Kalispell’s growth half a decade ago prompted a spate of island annexations, wrapping city borders around far-flung patches of land.

Today that has given way to a dormancy, pitting the cost of providing services to outlying developments against frugal infill development.

The latter suits the city’s current budget crunch but Kalispell is almost certain to revive from its torpor.

When it does, where is the balancing point? How should city planners approach developers’ requests for annexation? How should the city encourage the type of annexations it wants to see?

That is the stuff of an annexation policy in its infancy.

More questions than answers arose at a Kalispell City Council work session Monday night, a session intended to begin hammering out a policy to guide city planners and developers over coming years.

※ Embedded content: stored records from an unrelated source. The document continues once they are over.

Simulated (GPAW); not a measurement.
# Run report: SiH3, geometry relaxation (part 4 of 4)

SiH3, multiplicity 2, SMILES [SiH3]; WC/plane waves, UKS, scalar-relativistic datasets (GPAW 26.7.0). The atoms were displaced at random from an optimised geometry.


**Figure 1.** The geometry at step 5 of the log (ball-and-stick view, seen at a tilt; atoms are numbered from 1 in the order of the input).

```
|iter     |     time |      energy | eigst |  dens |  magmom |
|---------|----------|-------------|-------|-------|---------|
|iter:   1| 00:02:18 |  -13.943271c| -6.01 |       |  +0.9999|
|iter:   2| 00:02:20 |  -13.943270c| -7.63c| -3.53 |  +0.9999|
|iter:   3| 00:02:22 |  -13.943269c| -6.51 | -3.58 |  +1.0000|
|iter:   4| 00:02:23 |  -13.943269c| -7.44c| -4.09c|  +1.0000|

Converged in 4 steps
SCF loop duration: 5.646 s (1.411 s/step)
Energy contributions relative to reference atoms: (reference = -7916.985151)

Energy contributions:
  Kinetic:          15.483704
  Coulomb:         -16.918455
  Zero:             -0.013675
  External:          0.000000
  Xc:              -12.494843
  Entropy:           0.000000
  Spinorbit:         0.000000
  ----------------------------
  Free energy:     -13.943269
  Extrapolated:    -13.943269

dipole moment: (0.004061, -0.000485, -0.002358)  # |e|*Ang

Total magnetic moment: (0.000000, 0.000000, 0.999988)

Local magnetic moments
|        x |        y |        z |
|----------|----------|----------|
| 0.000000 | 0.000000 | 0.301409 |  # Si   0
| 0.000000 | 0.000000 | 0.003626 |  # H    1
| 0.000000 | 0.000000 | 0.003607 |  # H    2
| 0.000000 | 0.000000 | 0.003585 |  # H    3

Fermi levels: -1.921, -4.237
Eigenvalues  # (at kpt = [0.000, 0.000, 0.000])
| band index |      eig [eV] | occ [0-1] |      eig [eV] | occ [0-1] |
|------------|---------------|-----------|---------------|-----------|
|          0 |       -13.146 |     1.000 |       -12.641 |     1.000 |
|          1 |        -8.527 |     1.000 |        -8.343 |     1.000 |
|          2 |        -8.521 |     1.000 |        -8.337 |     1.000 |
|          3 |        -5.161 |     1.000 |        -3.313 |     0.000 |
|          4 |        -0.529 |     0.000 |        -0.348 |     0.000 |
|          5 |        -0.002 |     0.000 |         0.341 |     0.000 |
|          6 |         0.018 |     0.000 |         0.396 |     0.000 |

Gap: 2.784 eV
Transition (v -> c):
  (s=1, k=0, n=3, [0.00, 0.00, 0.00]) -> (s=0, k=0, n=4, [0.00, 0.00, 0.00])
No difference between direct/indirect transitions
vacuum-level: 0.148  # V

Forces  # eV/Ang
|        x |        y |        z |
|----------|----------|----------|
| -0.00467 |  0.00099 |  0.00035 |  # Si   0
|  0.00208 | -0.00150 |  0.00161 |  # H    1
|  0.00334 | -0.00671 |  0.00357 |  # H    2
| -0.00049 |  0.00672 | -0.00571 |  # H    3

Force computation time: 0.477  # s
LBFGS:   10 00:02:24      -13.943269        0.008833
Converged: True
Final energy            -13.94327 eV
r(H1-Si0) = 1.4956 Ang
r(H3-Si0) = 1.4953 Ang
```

Planning Director Tom Jentz laid out a bit of history first.

The 50 years before 1990 were a long, slow growth period. That changed around 2000, when a million square feet of commercial space went into Evergreen. The Home Depot came to Kalispell but, Jentz said, Evergreen was better positioned for growth so that’s where most of it went.

Then annexation became the name of the game in Kalispell. The city covered 5.5 square miles in 2000; it doubled to 11 square miles by 2009. Three Mile Drive became a hot spot for housing. Old School Station and Hutton Ranch Plaza came along in 2005 with industrial and commercial space. From then to 2009 a rush of annexations brought in Silverbrook Estates, Willow Creek, Valley Ranch, Glacier Town Center, Siderius Commons. Some made it, others languished.

“When a developer has decided to develop, it will be done,” Jentz told the council. “It’s just whether it’s in the county or the city.”

Trumbull Creek Crossing, a 160-acre mixed-use development north of Evergreen along East Reserve Drive, is the current case in point. It was not the focus of Monday’s meeting, but rather a catalyst for annexation policy discussion. It’s 1.75 miles from Kalispell’s nearest border at Village Greens but developers want annexation.

Council members heard them out, then turned their attention to broader issues.

“What are the trigger points?” Tim Kluesner asked. A map of Kalispell’s sprawling growth over the last decade is “a mess,” he said. “We need to come back and focus on our core because the more contiguous we are, the more efficient we will be.”

Jim Atkinson noted that at one point a three-quarter-mile stretch outside city limits was considered edgy on one development “but they filled in [the area] between, and this will, too.”

Bob Hafferman demanded more information on cost of services. Wayne Saverud asked about annexation districts, a phased approach to annexation. Jeff Zauner asked the difference between those districts and simple waivers of protest.

“How far does the city realistically want to go with its boundaries?” council president Duane Larson asked. “Philosophically, we’ve got to decide how big we want the city to be … We need to concentrate on core development and concentrate on infill, especially on infill.”

Council members asked City Manager Jane Howington to set up a joint meeting with the planning board to continue discussions, using issues raised Monday as a template for that discussion.